Looking at the case and the disposition of the letters I suspect most had been folded more or less as I found them since they were first read almost 80 years ago, though a smattering of the documents had been added in subsequent years, one as recently as 1990. Today I began opening and unfolding these letters and envelopes, Air Mail letters in which the envelope is the letter itself inside out. As we do in history, one pieces together the story comparing memory and first person accounts with physical artifacts. Though these were among my father’s belongings I’m pretty sure this was the box I remember my grandmother kept in the cabinet in the bureau in her living room which her TV sat on top of. If I go deeper, piecing together childhood memories and other knowledge of the people in question I’m pretty confident it was originally in the possession of her mother, Sadie Rosenberg, my great grandmother who I briefly knew in the final years of her life in the early 1970s. The letters are new to me but also distantly familiar. There are one or two letters in that cache of artifacts I noted above, which I have read as an adult. I may have seen some of these as a child.

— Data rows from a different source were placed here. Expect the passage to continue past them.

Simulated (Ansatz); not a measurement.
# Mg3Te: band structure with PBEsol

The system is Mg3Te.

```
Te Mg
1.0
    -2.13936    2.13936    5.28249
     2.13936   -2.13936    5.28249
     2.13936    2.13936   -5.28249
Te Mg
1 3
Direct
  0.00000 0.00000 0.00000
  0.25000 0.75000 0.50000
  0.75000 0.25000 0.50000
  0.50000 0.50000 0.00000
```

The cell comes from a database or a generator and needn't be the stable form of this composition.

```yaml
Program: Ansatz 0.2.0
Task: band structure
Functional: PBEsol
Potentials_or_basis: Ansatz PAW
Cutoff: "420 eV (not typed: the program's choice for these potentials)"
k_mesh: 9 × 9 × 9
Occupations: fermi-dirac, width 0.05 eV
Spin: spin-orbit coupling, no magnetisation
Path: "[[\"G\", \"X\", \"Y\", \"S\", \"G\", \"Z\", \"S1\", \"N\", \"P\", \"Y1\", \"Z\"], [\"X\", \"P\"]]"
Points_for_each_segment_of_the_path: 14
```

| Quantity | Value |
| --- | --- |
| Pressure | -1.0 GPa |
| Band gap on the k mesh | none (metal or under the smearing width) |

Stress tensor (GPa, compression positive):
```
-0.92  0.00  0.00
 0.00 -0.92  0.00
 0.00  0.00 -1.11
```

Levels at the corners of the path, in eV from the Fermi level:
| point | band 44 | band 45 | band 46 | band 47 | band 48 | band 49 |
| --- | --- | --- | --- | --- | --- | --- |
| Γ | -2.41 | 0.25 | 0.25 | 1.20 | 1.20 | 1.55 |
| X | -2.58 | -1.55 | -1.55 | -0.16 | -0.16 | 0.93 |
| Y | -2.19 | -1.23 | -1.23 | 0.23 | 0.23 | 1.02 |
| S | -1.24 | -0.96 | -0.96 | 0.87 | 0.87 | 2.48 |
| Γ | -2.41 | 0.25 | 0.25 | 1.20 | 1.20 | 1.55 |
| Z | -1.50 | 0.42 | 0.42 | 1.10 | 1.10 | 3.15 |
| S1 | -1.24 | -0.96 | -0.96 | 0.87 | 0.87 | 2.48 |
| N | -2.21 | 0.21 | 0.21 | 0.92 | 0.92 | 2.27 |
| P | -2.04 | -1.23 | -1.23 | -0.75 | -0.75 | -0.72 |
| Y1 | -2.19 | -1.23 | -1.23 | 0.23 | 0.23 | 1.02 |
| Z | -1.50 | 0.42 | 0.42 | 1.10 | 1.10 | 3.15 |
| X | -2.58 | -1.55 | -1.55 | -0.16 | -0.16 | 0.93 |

The key to this story is that these are the letters of a doomed young man. Larry Rosenberg was a Navy Master Electrician who served on a Buckley-class destroyer escort called the USS Fechteler (DE-157), which was launched in April 1943 and sunk by a German U-boat in May 1944. The Fechteler’s job was to escort ship convoys, to hunt submarines and protect convoys from their attacks. Her most common missions were on the convoy routes bringing oil tankers loaded at refineries off the northern coast of South America through New York and on to combat operations in North Africa and Europe. On April 1st, 1944 the Fechteler sailed out of New York for Hampton Roads, Virginia where it joined a convoy bound for Bizerte, Tunisia. On its return journey it was torpedoed by a German U-Boat near Oran, Algeria. The Fechteler broke in two and sank. 186 of the 215 officers and men on board were picked up by USS Laning and other nearby ships. Larry Rosenberg was one of the 29 men who went down with the Fechteler. He was 25.

This fact colors everything in every letter he wrote during the final two years of his life: updates on what he is doing with his time, various shore liberties around the Atlantic and Mediterranean, girls he met or whatever he was ready to share with his mother, reassurance that he’s okay, plans he’s making for his life after the war. Of course I never knew Larry Rosenberg. He died twenty five years before I was born. But I knew people who did know him. So I knew the shattered intimacy his short life left in its wake.

The Fechteler sank a few weeks before my father’s sixth birthday. So he had only vague recollections of his uncle. But he was my grandmother Sophy’s little brother, six years younger. Decades after he died, as an old woman, she would grimace recounting details of his life which inevitably settled on to his violent and time-cheated death. I remember the clenching face and the way the conversations would trail off with her shaking her head. A rift later developed between Sophy and her older, fancier sister Evie. From a Scandinavian port call Larry had sent each sister of bottle of liquor they would share when he returned. Sophy never opened hers; Evie eventually did. To Sophy it was a betrayal. She told me the story when I was a small boy. They patched up their differences late in life. But I don’t think Sophy ever forgave it.

My father had some of this hurt. But his grief was really the imprint of his mother’s grief on him. And that pattern stepped back through the generations. As it was later recounted to me, Sadie never really recovered from her son’s death. Since he went down with his ship, there was no body. Sailors unaccounted for after a ship goes down begin as missing in action and then later are declared dead on the basis of logic rather than a body. A shipmate told Larry’s parents, based on the details he knew, that he believed Larry, a Master Electrician belowdecks near the site of impact, was likely killed in the initial torpedo impact or drowned in the immediate resulting cataclysm. But the lack of a body or any precise knowledge of what happened allowed Sadie to indulge for years in half-believed fantasies that he might have survived on some deserted island, yet to be found alive. My grandmother Sophy’s recollections often ended with Sadie’s inability to let go. Sadie’s grief was imprinted on Sophy.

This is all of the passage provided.